Before I read Bob’s book, I would have picked something to disagree with just to seem fair. After all, I wouldn’t want to sound biased, even though I freely admit that I am. As Bob points out, presenting two sides as equally valid can unintentionally produce bias on the part of the reader. Two sides of an argument are not always equally valid and people tend to give more weight to the side they already agree with.

What makes this book different from other media criticisms is it points out that the media is not just changing technologically. There has been a lot of work done in the field of human behavior that also affects fair reporting.

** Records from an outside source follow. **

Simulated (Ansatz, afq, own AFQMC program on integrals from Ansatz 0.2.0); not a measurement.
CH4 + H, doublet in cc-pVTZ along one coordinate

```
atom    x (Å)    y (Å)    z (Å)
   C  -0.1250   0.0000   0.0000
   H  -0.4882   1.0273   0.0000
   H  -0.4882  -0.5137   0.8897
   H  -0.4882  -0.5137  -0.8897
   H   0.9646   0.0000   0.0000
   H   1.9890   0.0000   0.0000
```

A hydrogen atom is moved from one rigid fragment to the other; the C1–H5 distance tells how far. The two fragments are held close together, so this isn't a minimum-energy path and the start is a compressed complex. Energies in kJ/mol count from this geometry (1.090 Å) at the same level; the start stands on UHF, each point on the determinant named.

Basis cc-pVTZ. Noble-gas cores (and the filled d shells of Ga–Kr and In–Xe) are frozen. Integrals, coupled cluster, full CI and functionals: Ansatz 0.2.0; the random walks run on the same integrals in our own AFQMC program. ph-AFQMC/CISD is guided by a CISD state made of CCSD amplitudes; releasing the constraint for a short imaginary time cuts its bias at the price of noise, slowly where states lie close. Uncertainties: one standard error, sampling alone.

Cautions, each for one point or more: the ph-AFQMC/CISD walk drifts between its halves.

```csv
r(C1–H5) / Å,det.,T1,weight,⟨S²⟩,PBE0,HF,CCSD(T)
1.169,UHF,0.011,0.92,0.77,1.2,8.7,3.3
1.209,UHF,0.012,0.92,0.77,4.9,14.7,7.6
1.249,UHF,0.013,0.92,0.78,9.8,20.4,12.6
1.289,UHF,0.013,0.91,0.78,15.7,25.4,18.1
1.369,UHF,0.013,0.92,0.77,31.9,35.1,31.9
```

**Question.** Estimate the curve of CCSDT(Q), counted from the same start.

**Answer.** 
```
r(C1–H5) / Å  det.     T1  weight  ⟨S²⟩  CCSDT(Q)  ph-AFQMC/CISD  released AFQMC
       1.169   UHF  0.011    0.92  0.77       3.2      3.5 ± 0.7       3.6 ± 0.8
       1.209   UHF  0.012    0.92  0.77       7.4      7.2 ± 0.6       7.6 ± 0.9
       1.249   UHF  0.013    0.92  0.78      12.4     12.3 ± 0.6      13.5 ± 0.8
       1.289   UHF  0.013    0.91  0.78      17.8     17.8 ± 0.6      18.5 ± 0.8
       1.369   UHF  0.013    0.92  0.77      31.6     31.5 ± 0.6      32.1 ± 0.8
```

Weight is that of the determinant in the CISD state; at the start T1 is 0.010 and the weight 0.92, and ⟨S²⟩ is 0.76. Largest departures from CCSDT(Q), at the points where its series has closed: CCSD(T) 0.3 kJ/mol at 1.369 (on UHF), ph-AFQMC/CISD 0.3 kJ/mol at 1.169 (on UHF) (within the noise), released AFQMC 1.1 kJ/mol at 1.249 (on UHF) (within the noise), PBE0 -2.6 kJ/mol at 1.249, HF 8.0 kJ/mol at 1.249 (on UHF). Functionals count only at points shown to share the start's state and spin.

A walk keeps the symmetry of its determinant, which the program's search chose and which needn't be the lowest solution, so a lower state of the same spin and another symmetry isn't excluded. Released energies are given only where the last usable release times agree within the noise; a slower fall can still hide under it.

Bob argues that a more scientific approach to news reporting would improve things. In one chapter, the news coverage of Toyota’s alleged sticky accelerators, he points out the inherent problems with eyewitness reports. I would argue that sometimes science, especially the so-called “soft sciences” require a subjective interpretation of results. This puts the scientist back in the role of the eyewitness. In the case of the Toyota story though, engineering and manufacturing techniques also played a role. By and large, the media chose to ignore the test results in favor of a “good story” anyway.

The most troubling part of the book, for me anyway, is when Bob writes about people only reading what they already agree with. It’s troubling because I do this myself, especially with political reporting. Over time, I have developed a limited tolerance for left-wing opinions. Does that mean I’m biased, or have I heard it all before and made a valid decision? It all comes back to the inherently fallible eyewitness. What any reader reads is up to the individual.

The most illuminating thing comes at the end with a chapter on solutions. Technology may be driving change in the news business, but there is also a formula to a news story that will need to change along with it. I won’t give away the ending, but there are clues to what a new kind of business model would look like. If existing media outlets don’t pick up some of these ideas, somebody else will. Rather than seeing the death of the newspaper business, we are witnessing the beginning stages of a rebirth.

This is a short book packed with examples and new ideas. Perhaps most interesting in a scientifically inclined book, Bob follows the old show business rule; always leave them cheering for more.